Profiles » George Shultz
From 1982 until 1989, a period that covered the entire Iran-Contra Affairs, George Shultz served as secretary of state. From the beginning, Shultz and other State Department officials attempted to prevent arms sales to Iran, often by stating their opposition vigorously. When Congress held its 1986 hearings on the matter, Shultz testified to this opposition and stated that he was often kept in the dark as a result. As Walsh recalled, Shultz became the “hero” of the Affairs.
However, the discovery of notes in 1990 and 1991 belonging to Department of State Executive Secretary Nicholas Platt, Shultz’s executive assistant M. Charles Hill, and Secretary of Defense Caspar Weinberger raised doubts about whether Shultz was kept in the dark. Major components of his testimony were shown to be false.
Shultz testified about the information he had been receiving, which can be understood in three distinct phases:
Despite his testimony, evidence shows that between June and November of 1985, Shultz did know arms were sold. Although Shultz testified that he only knew of proposals to sell Israeli TOW missiles in August and September and Israeli HAWK missiles in November, Platt’s and Hill’s notes indicate that Shultz also knew of their consummation. As Platt wrote after the release of hostage Reverend Benjamin Weir that September, “Polecat [his code for the sales] is beginning to pay off—Weir has been released.” Hill also wrote that Shultz recounted to him that he told National Security Adviser John Poindexter in a December conversation, “This is paying for hostgs [hostages]—so we have broken our principles.'' This bolsters National Security Adviser Robert McFarlane’s claim that he kept Shultz informed about the sales.
Moreover, from December 1985 to May 1986, Shultz knew officials were willing to sell arms, much to his dismay. After Poindexter met with an Israeli official in January, Hill wrote that Shultz complained to Poindexter of “3300 TOWS for hostg [hostages],” a policy that would raise “[the] same probls [problems] as before. A payment. Blows our policy.” Similarly, Weinberger’s notes show that the defense secretary, at a February lunch with Shultz and CIA Director William Casey, discussed a chronology for arms sales and the resultant release of hostages. The notes show that Shultz was there at that time. That same month, Weinberger wrote that Shultz had been appalled to read a report explaining that on a trip to Iran in the near future, U.S. officials would offer to sell “240 types of spare parts” that Iran had requested.
Finally, from May to November 1986, Shultz knew arms-for-hostage sales continued. Hill wrote of a discussion with Shultz, “…Polecat moves again? 1800 EDT delivery of hostg [hostage] in Beirut set for Thursday. (119th such prediction).” When Father Lawrence Jenco was released that July, Hill and Platt both wrote in their notes that this was the result of arms sales. Platt and Department of Defense official Richard Armacost, who also knew of the deals, both spoke with Shultz around this time, but both testified that although it was probable they told Shultz about the reason for Jenco’s release, they did not actually recall having done so.

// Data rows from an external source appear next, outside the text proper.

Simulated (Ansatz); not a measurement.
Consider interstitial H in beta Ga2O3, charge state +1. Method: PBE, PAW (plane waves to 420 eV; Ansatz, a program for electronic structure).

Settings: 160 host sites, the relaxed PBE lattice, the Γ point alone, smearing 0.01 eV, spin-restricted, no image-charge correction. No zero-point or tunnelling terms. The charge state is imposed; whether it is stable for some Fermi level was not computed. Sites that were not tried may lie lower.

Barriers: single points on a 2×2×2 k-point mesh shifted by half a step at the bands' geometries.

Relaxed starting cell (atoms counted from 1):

Ultimately, Walsh did not feel he could prove beyond a reasonable doubt that Shultz had given intentionally false testimony. While certainly unlikely that Shultz had forgotten the details of such controversial events, “none of the contemporaneous notes created in November and December 1986 suggest that Shultz in fact remembered more or different information than that to which he testified.”